I’m known for my relative cool-headedness during discussions, and I do believe about myself that I weigh arguments as fairly as I can. However, the amount of absolute bullshit I was exposed to over the past months at some point made me stop and consider what role I truly wished to have in such discussions. They strengthened my resolve to protect what matters to me the most, i.e. freedom of movement and opportunity, animal rights, compassion, egalitarianism, to name just a few ideas which every day prove to be much less than self-explanatory. I still come to discussions bringing empathy into the picture, but I no longer feel as if a well-spoken argument can leave me stunned, nor that lashing out can solve things, precisely because confirmation bias works the way it does. From an idealistic perspective, I have an easier time recognising what it is I truly have a desire to fight for, or that in some cases fighting is a waste of energy – which by the way is what most online comment wars boil down to.
People end up liking you and remembering you for completely different reasons from what you think
If there was one piece of advice I would hear a lot before enlisting, it was to avoid attracting attention. “You don’t want people to remember who you are, what your name is, or what you do. You want to be a shadow – obedient enough to never raise an eyebrow, yet never to a degree which would make you stand out.”
It wasn’t long before I found out that it was impossible for me not to attract attention, or at the very least have people be somewhat aware of my presence – or absence.

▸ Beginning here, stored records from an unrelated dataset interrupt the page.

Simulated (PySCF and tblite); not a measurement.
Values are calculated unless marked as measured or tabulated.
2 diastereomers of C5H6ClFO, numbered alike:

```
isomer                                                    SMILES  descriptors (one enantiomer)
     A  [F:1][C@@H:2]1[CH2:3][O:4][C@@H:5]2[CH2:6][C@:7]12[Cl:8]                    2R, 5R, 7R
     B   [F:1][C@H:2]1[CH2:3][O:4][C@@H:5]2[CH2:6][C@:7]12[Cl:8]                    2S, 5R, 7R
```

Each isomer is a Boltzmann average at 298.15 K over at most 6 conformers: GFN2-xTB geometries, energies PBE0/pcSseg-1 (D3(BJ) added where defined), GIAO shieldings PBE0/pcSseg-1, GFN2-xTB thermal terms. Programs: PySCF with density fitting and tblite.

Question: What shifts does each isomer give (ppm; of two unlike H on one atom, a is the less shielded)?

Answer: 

One aspect of this I had been dreading ever since I was still in school, was the unusual sound of my surname – Hall – to Greek ears. I got my fair share of teasing for it when I was a child and for years I wouldn’t be comfortable with the attention I was getting purely because of it. As an adult man ready to enlist, the fear that I would have to fend off teases about my name was still there, like a childhood bite dictates a life-long fear of dogs or some weird aversion to a particular non-threatening food item. What I hadn’t considered was that, even though the army was in many ways like going back to school, a key difference would be that I wouldn’t have to be surrounded by kids anymore. OK, excluding all the 18-year-olds.
No matter where I went, everyone knew who I was: I was the Australian dude. People would greet me or try to engage with me (sometimes in English – just in case I didn’t understand Greek!) and sometimes I would have no recollection of ever talking to them before – they were the successful shadows, come to think of it. Of course I had to repeat the story of where the name comes from an inordinate amount of times, but I realized that the attention I got for my name wasn’t negative – it was my past reactions to it that had made me sort of weary of the whole thing. A few people commented that “Hall” sounded like that of a writer or actor or something like that – possibly because of how similar it is to “Dimitris Horn” – and moved on. All this was a wake-up call for something I should have seen much earlier: my name is a gift. I should use it to my advantage, wear it proudly on my sleeve and not hide behind nicknames invented to protect me from childhood anxieties.
Even more interestingly, people seemed to like me for no reason other than because I was doing what I do and being who I am – kind, considerate, stoic in my duties, accepting, not lacking in curiosity but mostly minding my own business. In an environment like the army’s where people say that you have to fight to survive and that you should not, cannot let anyone take advantage of you without at least busting everyone’s balls in the process first, I didn’t have to do anything to at least get along peacefully with almost everyone. In the end, I stood out not by bringing attention to myself, but by being a sort of a positive, strong silent type figure amidst the chaos, who also happened to have a memorable name. I didn’t have to pretend that I was anything; for all the cringe this line might produce in you, it has to be said: all I had to do in order to get by in one piece was to be myself.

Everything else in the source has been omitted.